WizardMac / ReadStat

Command-line tool (+ C library) for converting SAS, Stata, and SPSS files 💾
MIT License
274 stars 70 forks source link

Error 5 on certain sas7bdat files #20

Closed quantbabies closed 9 years ago

quantbabies commented 9 years ago

The library gives an error 5 for certain (very large) sas7bdat files. I haven't been able to pin down the problem myself. Files can be read with https://pypi.python.org/pypi/sas7bdat

Any tips on the kinds of issues I should be thinking about?

evanmiller commented 9 years ago

Are the files compressed? Currently we don't support BINARY compression.

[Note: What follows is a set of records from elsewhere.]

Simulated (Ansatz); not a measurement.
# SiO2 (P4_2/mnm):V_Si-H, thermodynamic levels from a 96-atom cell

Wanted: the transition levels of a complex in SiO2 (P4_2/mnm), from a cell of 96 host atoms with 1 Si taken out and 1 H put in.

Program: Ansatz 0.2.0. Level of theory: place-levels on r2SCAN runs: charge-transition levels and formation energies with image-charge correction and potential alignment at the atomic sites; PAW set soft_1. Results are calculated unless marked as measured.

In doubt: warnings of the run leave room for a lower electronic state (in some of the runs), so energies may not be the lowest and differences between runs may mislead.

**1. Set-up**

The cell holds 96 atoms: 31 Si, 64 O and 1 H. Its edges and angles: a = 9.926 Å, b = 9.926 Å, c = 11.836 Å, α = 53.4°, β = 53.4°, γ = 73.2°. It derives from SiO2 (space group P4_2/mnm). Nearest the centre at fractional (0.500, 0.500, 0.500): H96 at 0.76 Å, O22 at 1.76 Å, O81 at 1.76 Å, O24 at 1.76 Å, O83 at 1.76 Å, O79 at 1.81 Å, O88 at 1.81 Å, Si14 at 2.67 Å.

quantbabies commented 9 years ago

Here's the header from the python package sas7bdat

col_count_p1: 10
col_count_p2: 0
column_count: 10
compression: None
creator: None
creator_proc: CONNECT
date_created: 2009-10-10 13:16:16.041934
date_modified: 2009-10-10 13:16:16.041934
endianess: little
file_type: DATA
filename: somedata.sas7bdat
header_length: 8192
lcp: 7
lcs: 0
mix_page_row_count: 87
name: somedata.sas7bdat
os_name: x86_64
os_type: 2.6.18-92.1.22.e
page_count: 2987773
page_length: 8192
platform: unix
row_count: 433226881
row_length: 56
sas_release: 9.0201M0
server_type: Linux
u64: True
evanmiller commented 9 years ago

Do you have a (smaller) file you can send me that demonstrates the problem? Since it's a general parse error I have no idea what the problem might be. (Use readstat_error_message to convert the error code to a string.)

quantbabies commented 9 years ago

I wish I could share. If you are interested, I have dug in a bit. I apologize for no line numbers, I've made a few changes to the code.

One file reads fine until near the end of the file at which point it sets retval = READSTAT_ERROR_PARSE just after the declaration of sas_parse_catalog_page near line 700 readstat_sas.c

The second file doesn't read at all. It sets retval = READSTAT_ERROR_PARSE near like 860 of readstat_sas.c

  if (len > 0 && compression != SAS_COMPRESSION_TRUNC) {
        if (offset > page_size || offset + len > page_size ||
                offset < off+24+subheader_count*lshp) {
            retval = READSTAT_ERROR_PARSE;
            printf("Foobar 19");
            /*
            goto cleanup;
            */

At this point compression = 64, but the file is not compressed (at least according to the python package, which does not call either of its decompression algorithms when reading the file).

Of course I get a seg fault when I try to let it run through here.

I'm wondering if somewhere one of the int_16's is wrapping around.

evanmiller commented 9 years ago

I received similar reports from other users and was able to track down the issue. An integer overflow was producing a negative offset in the file, which caused things to go haywire at around the 2GB mark. This commit ought to fix it:

https://github.com/WizardMac/ReadStat/commit/1bae419a277c5f81aa84427e68a17b406a62d263

evanmiller commented 9 years ago

Are you using the latest code? That code snippet looks out of date. I've made additional fixes in the last month which may resolve the issue for you.